The Nation and the Scientist

May 3, 2013 | 1:19 pm
Deborah Bailin
Former contributor

Over the last year or so since the launch of UCS’s Center for Science and Democracy, my colleagues and I have been thinking a lot about what science meant to America’s Founding Fathers and why we should care today in 2013.

Thomas Jefferson: Courtesy Department of StateOur first presidents George Washington, John Adams, Thomas Jefferson, and James Madison, along with other major figures like Benjamin Franklin, all had tremendous respect for science and spoke about it as an integral part of our democracy. They saw a free society as essential to the pursuit of knowledge and an educated citizenry as essential to the preservation of liberty.
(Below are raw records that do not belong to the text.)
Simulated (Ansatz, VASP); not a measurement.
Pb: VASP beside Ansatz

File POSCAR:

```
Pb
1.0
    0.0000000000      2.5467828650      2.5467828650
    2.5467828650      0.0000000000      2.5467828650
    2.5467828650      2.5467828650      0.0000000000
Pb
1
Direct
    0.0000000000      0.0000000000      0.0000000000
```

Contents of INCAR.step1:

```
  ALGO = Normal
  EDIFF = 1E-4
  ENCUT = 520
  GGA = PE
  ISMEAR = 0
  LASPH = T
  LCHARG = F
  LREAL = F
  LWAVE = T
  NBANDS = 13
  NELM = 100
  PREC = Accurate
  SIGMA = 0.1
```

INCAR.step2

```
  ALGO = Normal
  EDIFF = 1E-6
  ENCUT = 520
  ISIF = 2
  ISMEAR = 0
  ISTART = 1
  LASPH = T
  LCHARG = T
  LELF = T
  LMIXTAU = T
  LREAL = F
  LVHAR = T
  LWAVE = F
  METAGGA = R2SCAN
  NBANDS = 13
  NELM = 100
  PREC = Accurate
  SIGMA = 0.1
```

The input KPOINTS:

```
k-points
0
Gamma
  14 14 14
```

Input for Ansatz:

These thoughts are timely and worth reflecting upon as the sequestration’s belt-tightening measures threaten the progress of basic scientific research in the United States by slashing the budgets of science agencies such as the National Science Foundation and the National Institutes of Health.

Evolution of a Word

The Founding Fathers lived during an age of great change. With its emphasis on reason and its revolutionary developments in society, politics, culture, and science, the Enlightenment laid the groundwork for the world we live in today.  Even the word “science” was undergoing a transformation in the wake of the discoveries of Copernicus, Galileo, Kepler, and Newton. People needed a more precise way to talk about the specific kind of knowledge gained from empirical, evidence-based study.

According to the Oxford English Dictionary (OED), common usage of “science” in the English language traces back to the Middle Ages, but back then it had a much broader meaning than what we understand today. In those days, science primarily meant simply a state of knowing. In particular, it meant knowledge acquired by study, but that could be ANY kind of study. For example, the fields that comprise the Trivium (grammar, logic, and rhetoric) and the Quadrivium (arithmetic, geometry, astronomy, and music) were together referred to interchangeably as “the seven sciences” or “the seven liberal arts.”

Not until the Enlightenment did “science” come to mean primarily what we understand today—namely, according to the OED, the brand of study “concerned either with a connected body of demonstrated truths or with observed facts systematically classified and…brought under general laws, and which includes trustworthy methods for the discovery of new truth within its own domain.”

Birth of the Scientist

Incredibly, given how often we apply the term to historical figures, the earliest recorded usage of “scientist” didn’t occur until 1834! Members of the British Association for the Advancement of Science, founded in 1831, “felt very oppressively” the need to be able to “designate the students of the knowledge of the material world collectively.” And so they coined a new term. By analogy with artist, economist, and atheist, they arrived at “scientist”—and thus the term was born.

While the Brits may have beat us Americans to the punch in coming up with “scientist,” the word itself was born in our common language out of the growing importance of scientific discoveries and the need to distinguish the practitioners of science from those possessing other kinds of knowledge—the poets, the philosophers, the statesmen, and the theologians. At a time when human civilization seemed to be progressing more rapidly than it ever had before, people recognized the unique contributions an empirical, evidence-based approach to understanding the world could make to the future.

And nowhere was that vision more paramount than in the United States, a nation Jefferson referred to as itself “an experiment […] which we trust will end by establishing the fact, that man may be governed by reason and truth.”

What Would Ben Franklin Say?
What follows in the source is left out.